BEIJING, April 10 (Xinhua) -- China's top price regulator announced Wednesday that fuel prices will remain unchanged this week even though it has pledged to track changes in global oil prices much faster under a new pricing mechanism.
The National Development and Reform Commission (NDRC), China's top economic planner and price regulator, said the prices of oil products would remain the same as average global oil prices were basically "flat" under the new price adjustment cycle.
As part of government efforts to push market-oriented pricing for energy resources, the NDRC announced last month it would shorten the fuel price adjustment cycle to 10 working days from 22 working days to better reflect changes in global oil markets.
Domestic fuel prices will not be changed if global oil price changes are less than 50 yuan per tonne, according to the new pricing regime.
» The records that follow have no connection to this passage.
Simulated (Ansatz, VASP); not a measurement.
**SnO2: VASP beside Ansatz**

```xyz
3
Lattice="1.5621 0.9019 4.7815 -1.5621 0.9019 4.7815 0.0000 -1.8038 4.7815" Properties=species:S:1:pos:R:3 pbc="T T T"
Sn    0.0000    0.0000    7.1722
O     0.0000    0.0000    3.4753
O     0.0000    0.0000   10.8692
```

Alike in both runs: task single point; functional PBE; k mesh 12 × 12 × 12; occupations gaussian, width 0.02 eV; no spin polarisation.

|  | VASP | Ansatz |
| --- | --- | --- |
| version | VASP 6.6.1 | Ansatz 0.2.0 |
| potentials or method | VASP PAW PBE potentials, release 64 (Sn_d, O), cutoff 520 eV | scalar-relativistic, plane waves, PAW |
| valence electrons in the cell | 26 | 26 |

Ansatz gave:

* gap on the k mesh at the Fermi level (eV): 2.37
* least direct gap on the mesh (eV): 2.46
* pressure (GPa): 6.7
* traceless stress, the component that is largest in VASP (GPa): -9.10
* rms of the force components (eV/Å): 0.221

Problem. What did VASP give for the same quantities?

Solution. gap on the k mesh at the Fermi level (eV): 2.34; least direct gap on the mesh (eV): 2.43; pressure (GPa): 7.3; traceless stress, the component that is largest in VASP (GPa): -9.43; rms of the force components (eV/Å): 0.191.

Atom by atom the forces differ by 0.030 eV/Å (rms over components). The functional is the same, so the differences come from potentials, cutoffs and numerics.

The new pricing regime has also scrapped the 4-percent floating band for oil price changes and adjusts the varieties of crude used to calculate the price changes for domestic oil products.
Previously, domestic fuel prices would be adjusted when prices for Brent, Dubai and Cinta crude oil changed by more than 4 percent over 22 working days.
The market has closely monitored any move by the NDRC on Wednesday as the first 10-working-day price adjustment cycle begins.
The NDRC announcement to keep fuel prices unchanged came just a day after the country reported a lower-than-expected inflation reading in March.
The National Bureau of Statistics said the consumer price index (CPI) rose 2.1 percent year on year in March, well below the 10-month-high of 3.2 percent in February and below the 2.4 percent CPI reading forecast by analysts.